Renewables industry lowers expectations as SEC takes lead
- Saudi Electricity Company expected to take over renewables projects
- Revival of 54GW KA-Care programme considered unlikely
- Capacity of renewables projects executed will be several hundred megawatts
Sources in Saudi Arabia say SEC will carry out solar projects with a total capacity of between 100MW and 500MW in the medium term, while Saudi Aramco may continue its small solar programme.
The ambitious 54GW programme detailed by the King Abdullah Centre for Atomic and Renewable Energy (KA-Care) in 2013 stalled before the procurement process began. Round one of the programme included 2000MW of solar projects and 650MW of wind. KA-Care declined to comment on the status of its planned projects.

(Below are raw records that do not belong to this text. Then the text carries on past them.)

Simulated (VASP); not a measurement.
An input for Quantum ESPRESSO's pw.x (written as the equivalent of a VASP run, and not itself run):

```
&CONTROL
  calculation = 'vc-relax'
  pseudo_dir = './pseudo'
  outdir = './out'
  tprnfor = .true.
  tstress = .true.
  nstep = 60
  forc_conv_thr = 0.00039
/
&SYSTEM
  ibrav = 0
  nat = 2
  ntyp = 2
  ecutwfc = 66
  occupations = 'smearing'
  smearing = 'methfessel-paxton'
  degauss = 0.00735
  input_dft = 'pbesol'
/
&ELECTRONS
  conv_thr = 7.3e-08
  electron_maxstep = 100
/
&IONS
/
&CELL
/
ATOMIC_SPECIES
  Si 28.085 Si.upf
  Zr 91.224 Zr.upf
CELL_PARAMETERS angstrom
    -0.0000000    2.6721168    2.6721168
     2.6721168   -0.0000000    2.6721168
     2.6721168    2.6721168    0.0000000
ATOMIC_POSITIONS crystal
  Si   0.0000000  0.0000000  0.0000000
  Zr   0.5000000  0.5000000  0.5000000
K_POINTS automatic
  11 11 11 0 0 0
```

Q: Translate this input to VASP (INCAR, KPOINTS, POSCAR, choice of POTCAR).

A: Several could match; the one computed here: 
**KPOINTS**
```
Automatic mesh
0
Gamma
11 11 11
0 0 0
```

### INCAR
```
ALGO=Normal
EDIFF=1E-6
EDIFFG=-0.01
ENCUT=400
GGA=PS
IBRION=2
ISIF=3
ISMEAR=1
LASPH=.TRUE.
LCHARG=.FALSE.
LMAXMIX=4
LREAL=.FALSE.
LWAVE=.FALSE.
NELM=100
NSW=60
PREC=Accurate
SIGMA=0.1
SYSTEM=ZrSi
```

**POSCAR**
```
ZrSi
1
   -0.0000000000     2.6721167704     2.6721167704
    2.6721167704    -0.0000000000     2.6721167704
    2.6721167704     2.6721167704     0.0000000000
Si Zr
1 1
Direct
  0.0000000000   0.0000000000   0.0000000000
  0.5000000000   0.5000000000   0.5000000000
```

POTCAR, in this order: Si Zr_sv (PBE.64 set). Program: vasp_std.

In January, Hashim Yamani, president of KA-Care, stated the goal of 54GW had been pushed back from 2032 to 2040.
But after years of waiting for the Saudi market to take off, the renewables industry no longer expects the KA-Care programme to be revived and is focusing on other countries.
King Salman bin Abdulaziz al-Saud disbanded the bodys Supreme Council when he reshuffled the Saudi government in early 2015.
It is unclear what the organisations future role will be, but the possibilities of a regulatory or research role have been suggested.
For nuclear projects, both SEC and KA-Care signed memorandums of understanding (MoUs) with South Korean nuclear entities on 3 March 2015.
SECs MoU with South Koreas Korea Electric Power Corporation (Kepco) to study nuclear and renewable energy covers research and development, training, transmission and the development of projects over three years.
KA-Care signed an MoU with the South Koreas Ministry of Science, ICT and Future Planning to cooperate on the development of small modular reactor technologies, nuclear human capacity building and academic research.
KA-Care was to develop a civilian nuclear power programme, with up to 16 reactors providing upwards of 17,000MW of power by 2032. However, after an initial study begun in 2012, plans have stalled.